Let me unpack this a bit with an example from my own life. My young adult son, Max, is one of the true joys of my life. He’s an amazing young man. He’s sensitive and empathic and gentle, full of creativity and humor. But Max used to regularly drive us nuts in his apparent inability to focus beyond the moment. He forgets what we have asked him to do (but is genuinely sad and sorry about it); he loses things – valuable things – all the time. He’s easily distracted.

This behaviour is a challenge for Max’s teachers also. I remember a couple years ago, when his teacher – a tender-hearted saint of a woman and a highly gifted teacher – reconfigured my entire view of Max’s apparent lack of care for whatever goal seems pressing to all but him. She and I were sharing, in passing, about some deadline he’d missed or item he’d misplaced, and she uttered this simple little insight into living: “Well, we all have something to learn from Max about being present in every moment.”

Bam. That was it. Max, the awesome kid that he is, isn’t driven. And while this may be occasionally frustrating to a naturally driven guy like me, and might sometimes cause speed bumps in Max’s journey (speed bumps are there for a purpose, by the way: to slow us down!), he possesses a Jesus-y skill that I am so very far from attaining.

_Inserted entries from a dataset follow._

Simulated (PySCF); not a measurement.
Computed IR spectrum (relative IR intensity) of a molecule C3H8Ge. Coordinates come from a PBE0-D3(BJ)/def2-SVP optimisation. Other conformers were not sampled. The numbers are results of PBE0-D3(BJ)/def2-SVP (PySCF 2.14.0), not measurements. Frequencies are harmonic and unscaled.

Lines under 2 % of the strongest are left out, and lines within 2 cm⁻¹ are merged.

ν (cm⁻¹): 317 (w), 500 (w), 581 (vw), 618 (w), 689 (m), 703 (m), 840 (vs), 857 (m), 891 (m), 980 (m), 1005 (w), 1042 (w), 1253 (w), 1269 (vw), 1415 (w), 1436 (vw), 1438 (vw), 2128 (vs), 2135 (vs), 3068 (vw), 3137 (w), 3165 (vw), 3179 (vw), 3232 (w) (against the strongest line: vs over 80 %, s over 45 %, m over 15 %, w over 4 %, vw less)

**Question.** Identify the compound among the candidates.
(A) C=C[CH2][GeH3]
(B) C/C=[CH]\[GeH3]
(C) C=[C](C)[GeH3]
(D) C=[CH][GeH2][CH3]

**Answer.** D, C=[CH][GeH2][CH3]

Presence is all about living in the moment, soaking it in, in all its glory. Presence listens and watches. Presence honors others by focusing on them (rather than a to-do list or the person over their shoulder that you’d rather talk to). Presence waits for the Spirit, rather than rushing toward one’s own goals. Presence relishes and snuggles and pays attention. Presence forfeits and postpones and stays.

And that, my friends, is what youth ministry is supposed to be about. At least, that’s what good youth ministry is about.

Let’s look at one more story from the life of Jesus. It’s one you’re very familiar with, and have likely taught on. It’s the story of Martha and Mary.

Luke 10:38-42 says:

As Jesus and his disciples were on their way, he came to a village where a woman named Martha opened her home to him. She had a sister called Mary, who sat at the Lord’s feet listening to what he said. But Martha was distracted by all the preparations that had to be made. She came to him and asked, “Lord, don’t you care that my sister has left me to do the work by myself? Tell her to help me!”

“Martha, Martha,” the Lord answered, “you are worried and upset about many things, but only one thing is needed. Mary has chosen what is better, and it will not be taken away from her.”

There’s a focused point here: being present to Jesus is better than focusing on the stuff that needs to get done. But there’s a broader way of living that Jesus is promoting, which he models with his life, as we see it in scripture: being present is a better way to live! Being present is what we were designed for.

The enemies of presence

In our driven youth ministry lives, there are many enemies of presence. But let’s quickly look at three of them.

Goal obsession

Goals have their place. For instance, if I didn’t ever have goals, I would stand no chance of getting my immense to-do list completed. But our churches and, as a result, our youth ministries, have become goal obsessed. This obsession is more of a reflection of the process of strategic planning being imported into the Church than it is a reflection of biblical values.

I heard an uncommon pastor refer to this once. He said that most of us have a ‘destination’ view of life instead of a ‘journey’ view of life. If all we focus on is the destination, we stand to completely miss out on the joy and blessing of the journey. But if we live with the journey, all we need think about is the next step, our next move toward Jesus, our next opportunity to embody and embrace love.

Inflexibility

An unfortunate cousin to goal obsession is inflexibility. I regularly miss out on being present to others, present to Jesus, and present to the Spirit’s nudging in my life because of my natural inflexibility. When I have a plan in place, it always feels like a significant and unacceptable compromise to readjust and redirect. 

Jesus was the master of flexibility. Watch him on the extremely important and politically valuable way to heal the daughter of an important government official, when he stops to have a life-altering conversation with the bleeding woman (Luke 8:42b-48, as well as accounts in Matthew and Mark).

Check him out when he stops teaching to address the faith of the dudes who lowered their friend through a hole in the roof on a mat (Luke 5:17-26, as well as an account in Mark). Over and over again, Jesus pushes the pause button and leans into flexibility, in order to be present.

Confidence

Confidence is a good thing, right? Sure, when our confidence is in Christ. But confidence can easily turn on us and devour presence. When I’m sure I’m right, and you’re wrong, I forfeit the opportunity to be present. When I tighten the grip of my plan, my knowledge, my whatever, I rip myself off; and I walk right past – charge on past, really – any hope of seeing God in another, or sensing the presence of God, or hearing the still small, re-directing voice of God.

Why presence matters in youth ministry

No need to draw this out, as I’m sure by now, this is very clear to you. Our calling is not about programmes. Our calling is about people – particularly teenagers. And teenagers, being created in the image of God, are wired for belonging.

Here me on this: teenagers do not experience belonging because of our wonderful programmes, they experience belonging when someone is present to them. Then, they get an appetiser for the belonging they can experience through the presence of Christ. And, ultimately, isn’t that what we long for? Isn’t that what our calling is all about?